As Francois Bausch, minster of sustainable development and infrastructure, travelled to China to sign a deal for fifth freedom rights for Luxembourg and Chinese carriers, as well as to further develop relations between Cargolux and shareholder HNCA, the carrier said it would not be shifting any operations to the detriment of its Findel hub.

Last week, negotiations stalled, and the unions agreed to a conciliation process, legally required before strike action can take place.

The unions claim that in December they outlined $42m in potential savings and presented the carrier’s management with a new scope clause, intended to be a “contract of trust”.

However, management rejected the clause and the unions claimed that its job guarantee “fell well short” of what was needed. Management had repudiated the Collective Work Agreement at the end of last year, giving it 11 months to agree a new one.

The unions said in December: “It is unfortunate that management has decided to refuse even discussing the scope clause. To simply dismiss $42m in potential savings, a number that comes close to the initial company claim, can lead one to believe management is not being completely transparent with their true plans and intentions.”

Among the unions’ key concerns are developments at Cargolux Italia, where pilots are said to be paid less, and where Cargolux recently transferred an additional 747-400F.

Luxembourg-based pilots are concerned that those based in Italy will see more work transferred to them, and the Cargolux Italia pilots have begun to express concern over their contracts.

On one discussion board, a pilot wrote: “Stay out of Cargolux Italia…unbelievable working conditions”, citing delays, schedule changes and having to pay for hotel accommodation. Another speculated that another three aircraft were to join the Italian fleet from Luxembourg this year, in a Cargolux-bid to become a lower-cost carrier.

Cargolux said in a statement said it needed “a realistic and sustainable cost base which will allow it to compete effectively…in an increasingly competitive industry.

“Such sustainable cost base includes the requirement for cost savings and increased productivity, including under any future CWA. Cargolux’ Italian operations and potential ancillary activities in China serve the purpose of improving the airline’s competitiveness and a diversification of its business operations. None of these activities are aimed at shifting production to the detriment of its Luxembourg hub.

“The company welcomes the assistance from the National Conciliation Office to find a solution between the parties as soon as possible.”

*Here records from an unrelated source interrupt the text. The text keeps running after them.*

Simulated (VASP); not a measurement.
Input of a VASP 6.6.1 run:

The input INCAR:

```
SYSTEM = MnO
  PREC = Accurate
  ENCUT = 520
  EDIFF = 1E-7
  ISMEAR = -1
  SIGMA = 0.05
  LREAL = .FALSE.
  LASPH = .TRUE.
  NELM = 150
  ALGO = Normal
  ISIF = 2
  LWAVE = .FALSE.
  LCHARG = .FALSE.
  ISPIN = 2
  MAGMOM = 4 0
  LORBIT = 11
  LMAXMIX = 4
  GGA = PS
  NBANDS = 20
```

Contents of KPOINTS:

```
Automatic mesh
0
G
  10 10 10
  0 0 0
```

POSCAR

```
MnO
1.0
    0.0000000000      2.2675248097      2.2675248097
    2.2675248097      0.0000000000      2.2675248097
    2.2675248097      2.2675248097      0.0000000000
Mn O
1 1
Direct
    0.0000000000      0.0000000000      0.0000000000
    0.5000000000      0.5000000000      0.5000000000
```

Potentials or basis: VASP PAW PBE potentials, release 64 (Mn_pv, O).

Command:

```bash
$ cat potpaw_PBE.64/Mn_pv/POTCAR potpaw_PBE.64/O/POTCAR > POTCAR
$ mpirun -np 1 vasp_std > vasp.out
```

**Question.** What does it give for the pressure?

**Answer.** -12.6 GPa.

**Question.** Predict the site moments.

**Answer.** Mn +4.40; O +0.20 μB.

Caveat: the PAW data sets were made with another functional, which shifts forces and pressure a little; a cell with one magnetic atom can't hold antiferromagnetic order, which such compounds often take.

Unions claim Cargolux would only promise to sustain the Luxembourg hub if they were willing to accept the management’s version of the collective contract, which enforced a salary freeze, new wage scales for new pilots and changes to working hours.

Meanwhile, in other all-cargo carrier news, Centurion Air Cargo appears to be back in the air and is to relaunch its Amsterdam service, with a 747-400F, on 19 February.